President Obama and Democrats in Congress struggled to govern in the face of horrendous economic conditions, major policy ambitions, and a disciplined opposition party. It wasn’t pretty but it was largely successful. The economic abyss was avoided. Their policies were neither ideologically extreme nor substantially at odds with consensus views of policy experts. Necessary political compromises, initially to attract Republicans and then to unify their own members, made the final products less than optimal but nonetheless responsive to the problems faced and faithful to their campaign promises.

For this Democrats should be punished and Republicans rewarded?

Those determined to force bipartisan solutions in an intensely partisan environment underestimate the serious differences between the two parties (think Barack Obama vs. Paul Ryan) and would have us believe it is both possible and desirable to forge grand compromises between them. I think it is better if Democrats have an opportunity to continue to try to deliver on their and the country’s agenda, and then be judged by the electorate on their results.

An Obama-Pelosi partnership looks more promising to me than Jonathan’s alternative.

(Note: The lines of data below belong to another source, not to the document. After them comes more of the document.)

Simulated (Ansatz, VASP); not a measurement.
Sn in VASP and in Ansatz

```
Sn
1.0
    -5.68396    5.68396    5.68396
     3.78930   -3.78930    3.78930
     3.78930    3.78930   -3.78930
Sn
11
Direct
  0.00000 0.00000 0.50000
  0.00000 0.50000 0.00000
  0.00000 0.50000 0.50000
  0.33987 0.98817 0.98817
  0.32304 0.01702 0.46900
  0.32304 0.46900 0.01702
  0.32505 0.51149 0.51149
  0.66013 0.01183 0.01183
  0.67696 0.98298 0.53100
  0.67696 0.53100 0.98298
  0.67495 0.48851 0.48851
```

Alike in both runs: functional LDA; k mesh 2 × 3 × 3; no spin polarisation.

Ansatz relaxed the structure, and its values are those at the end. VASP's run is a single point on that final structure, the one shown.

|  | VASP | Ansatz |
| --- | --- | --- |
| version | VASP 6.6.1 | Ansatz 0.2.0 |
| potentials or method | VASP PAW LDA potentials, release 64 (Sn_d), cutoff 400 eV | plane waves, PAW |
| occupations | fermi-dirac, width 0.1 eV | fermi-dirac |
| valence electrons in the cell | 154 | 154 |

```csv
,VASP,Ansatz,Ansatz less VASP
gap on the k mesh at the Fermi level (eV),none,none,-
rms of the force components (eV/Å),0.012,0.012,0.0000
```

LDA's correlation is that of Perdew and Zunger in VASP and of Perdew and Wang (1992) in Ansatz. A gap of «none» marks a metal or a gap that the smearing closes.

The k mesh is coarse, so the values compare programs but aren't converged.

  The Dynamics Within the Republican Party
Henry Aaron, Senior Fellow, Economic Studies

To weigh the arguments Jon and Tom have advanced, I think it is essential to focus on the internal dynamics within the Republican party. The party for many years was a blend of points of view. It once encompassed Tory conservatives who believed that government should make capitalism work by caring for those who lose in the competitive struggle, big-business advocates of fiscal prudence, small-town conservatives deeply suspicious of the federal government, libertarians resistant to more-than-minimal government, and nut-cases sure that socialism and communism lurked behind every proposal for government action advocated by Democrats and by many of their fellow Republicans.

The Tory conservatives have all died, left office voluntarily, or been primaried out of existence. Republican fiscal prudence has become an endangered species. Increasingly, the Congressional Republican party has come to represent the last three groups. They see their duty in frustrating action by a deplorable president and his fellow Democrats — born abroad, according to many, and therefore ineligible to be president. They voted almost unanimously against fiscal stimulus to combat the recession. They voted with complete unanimity against a health reform bill that, as conservative David Frum argues persuasively, rested heavily on conservative ideas that many current Republican members of Congress once supported. This strategy (the political version of Nancy Reagan’s approach to drugs: ‘Just say no!’) partly reflects honest conviction and partly political strategy to regain control of Congress and then the presidency.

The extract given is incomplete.